# Homework Help: Exam tomorrow -- help please (z-score table)

1. Dec 8, 2014

### tsukuba

1. The problem statement, all variables and given/known data
Let X be a normal random variable with mean 80 and standard deviation 5. What is the probability X is greater than 87? Less than 74?
I understand how to compute the z score but I'm confused as to when I have to keep the number from the z-table or subtract 1

2. Relevant equations
z= x-μ /σ

3. The attempt at a solution
z = 1.4
P (z > 87 ) = ??
I found the z score to be 0.9192 but do I keep this value as my answer or do I do 1 - 0.9192

z=-1.2
P (z < 74)= ??
again, I found z score to be .1151
So I keep this value or 1 - 0.1151 and why?
Thank you

2. Dec 8, 2014

### Staff: Mentor

You need parentheses when you write things like this. It should be z = (x - μ )/σ. As you wrote it, it would be interpreted as z = x - (μ /σ).
No, the above should be P(X > 87). You get the z-score by transforming the inequality, like so:
P(X > 87) = $P(\frac{X - 80}{5} > \frac{87 - 80}{5}) = P(z > \frac{7}{5}) = P(z > 1.4)$

No, the z-score is 1.4, and the probability associated with it is 0.9192. This probability is the area under the standard normal curve (the "bell curve") between -∞ and 1.4.
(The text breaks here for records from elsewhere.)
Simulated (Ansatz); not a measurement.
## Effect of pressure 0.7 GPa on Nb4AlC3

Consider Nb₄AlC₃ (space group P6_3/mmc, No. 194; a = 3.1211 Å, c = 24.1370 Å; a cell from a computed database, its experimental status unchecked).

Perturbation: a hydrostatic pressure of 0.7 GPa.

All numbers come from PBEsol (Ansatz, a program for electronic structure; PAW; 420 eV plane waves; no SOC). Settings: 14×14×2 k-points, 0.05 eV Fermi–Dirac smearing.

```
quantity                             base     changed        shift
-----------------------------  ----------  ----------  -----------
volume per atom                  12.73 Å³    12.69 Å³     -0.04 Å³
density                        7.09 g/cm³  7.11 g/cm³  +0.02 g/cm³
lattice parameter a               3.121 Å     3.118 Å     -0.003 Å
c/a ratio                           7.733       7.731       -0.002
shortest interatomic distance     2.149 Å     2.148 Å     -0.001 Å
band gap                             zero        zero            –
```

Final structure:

It's very helpful to draw a quick sketch of the bell curve, including your z-score and the probability value you get from the table. With a sketch you can easily see which area under the curve you're interested in.

Last edited: Dec 9, 2014
3. Dec 9, 2014

### Ray Vickson

As Mark44 has said: draw a picture---even a very crude (but symmetric) picture will do. For any z, P(Z<z) is the area to the left of the point z under the graph of the unit normal density, so if z < 0, P(Z < z) < P(Z < 0) = 1/2, while P(Z > z) > P(Z > 0) = 1/2. So, if you are given a probability value P(Z < z ) < 1/2 or P(Z > z) > 1/2, you know that z < 0. If you are given the opposites of these, you know that z > 0.

4. Dec 10, 2014

### tsukuba

Thank you both
Did well on my exam